<< PreviousNext >>

Runtime extensibility

It has been a while since I last uploaded any progress on my research here, so this time I want to show the current state of the compiler and the built-in language.

As I have explained earlier, when the compiler should compile some source files, it will look for a class in the type system named Reader placed in a package specific for the file extension of the source file. However, we need to be able to define some language in order to create this entry point for another language somewhere. Therefore the compiler has two languages built into it: syntax definitons and the basic language (currently called Basic Storm, bs). These two languages are implemented in C++ and then exposed to the type system of the compiler, so that the compiler can understand something and allow programmers to further extend the system by writing code in Basic Storm and other languages.

The Basic Storm language is implemented as a set of syntax rules (in a bnf-file), along with a number of C++ classes (which are also exposed to the compiler). Currently, the Basic Storm language is fairly competent and has even reached the point where it can be used to extend itself (and therefore possibly create other languages soon). Before we dive into how this can be used to extend itself, I would like to present the current state of Basic Storm.

Current state

The Basic Storm language currently has the most common constructs you would expect from a language, even though some things are likely still missing. The most exciting thing about this is that it is can interoperate more or less seamlessly with C++ if the C++ api:s is designed using what is supported by the language. At the moment, the biggest limitation is that it is not possible to interface with C++ templates (as they are generated compile-time, I would either have to instantiate all possible implementations at compile-time or be able to compile the C++ code later). Aside from that, as long as you follow the calling convention for the class types, and have made all types in the exported function calls visible to the compiler, you are good to go.

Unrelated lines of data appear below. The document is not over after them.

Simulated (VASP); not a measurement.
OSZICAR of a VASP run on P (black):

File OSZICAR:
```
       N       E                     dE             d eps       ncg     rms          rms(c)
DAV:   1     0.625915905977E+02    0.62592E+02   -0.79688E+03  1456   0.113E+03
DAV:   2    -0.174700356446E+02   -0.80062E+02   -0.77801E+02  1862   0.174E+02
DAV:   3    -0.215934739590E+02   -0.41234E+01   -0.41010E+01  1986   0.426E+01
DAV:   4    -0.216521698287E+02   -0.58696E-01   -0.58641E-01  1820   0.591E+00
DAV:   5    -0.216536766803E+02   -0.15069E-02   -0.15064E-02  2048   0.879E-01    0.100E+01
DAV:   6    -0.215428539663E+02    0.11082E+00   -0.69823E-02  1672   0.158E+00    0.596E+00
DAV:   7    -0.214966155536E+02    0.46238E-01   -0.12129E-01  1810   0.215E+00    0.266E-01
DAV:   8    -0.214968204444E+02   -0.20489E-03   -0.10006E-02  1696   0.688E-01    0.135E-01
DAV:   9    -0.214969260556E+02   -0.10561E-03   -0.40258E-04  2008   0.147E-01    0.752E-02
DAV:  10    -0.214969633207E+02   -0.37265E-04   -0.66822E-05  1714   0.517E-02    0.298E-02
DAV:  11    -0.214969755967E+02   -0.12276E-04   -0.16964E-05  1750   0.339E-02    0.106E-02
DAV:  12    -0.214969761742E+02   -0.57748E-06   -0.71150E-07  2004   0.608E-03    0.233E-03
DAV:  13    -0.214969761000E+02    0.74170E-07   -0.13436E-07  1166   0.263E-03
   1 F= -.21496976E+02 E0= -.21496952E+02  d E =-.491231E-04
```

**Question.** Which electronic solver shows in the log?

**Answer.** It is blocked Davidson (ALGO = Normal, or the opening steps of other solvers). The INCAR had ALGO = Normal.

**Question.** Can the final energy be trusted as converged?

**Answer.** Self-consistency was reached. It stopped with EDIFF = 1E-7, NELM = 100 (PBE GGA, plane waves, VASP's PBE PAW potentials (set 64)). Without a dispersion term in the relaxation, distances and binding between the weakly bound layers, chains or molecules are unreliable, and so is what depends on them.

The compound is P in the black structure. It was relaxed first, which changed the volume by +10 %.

First, let's have a look at the class types. Class types work like in Java, where all classes implicitly inherit from Object (then the actual language may choose to hide this fact if it wants to). This means that the compiler will use the first few bytes of the object to store some type information along with a VTable and a reference count. Class types are always allocated on the stack and are reference counted. This means that you do not have to care about managing the objects lifetime as long as you do not create any cycles. In C++, you can use Auto<T> and Par<T> (for parameters) to manage the reference counting automatically. These also respect the calling conventions for the functions correctly. Basic Storm manages this automatically, but does not yet support weak references.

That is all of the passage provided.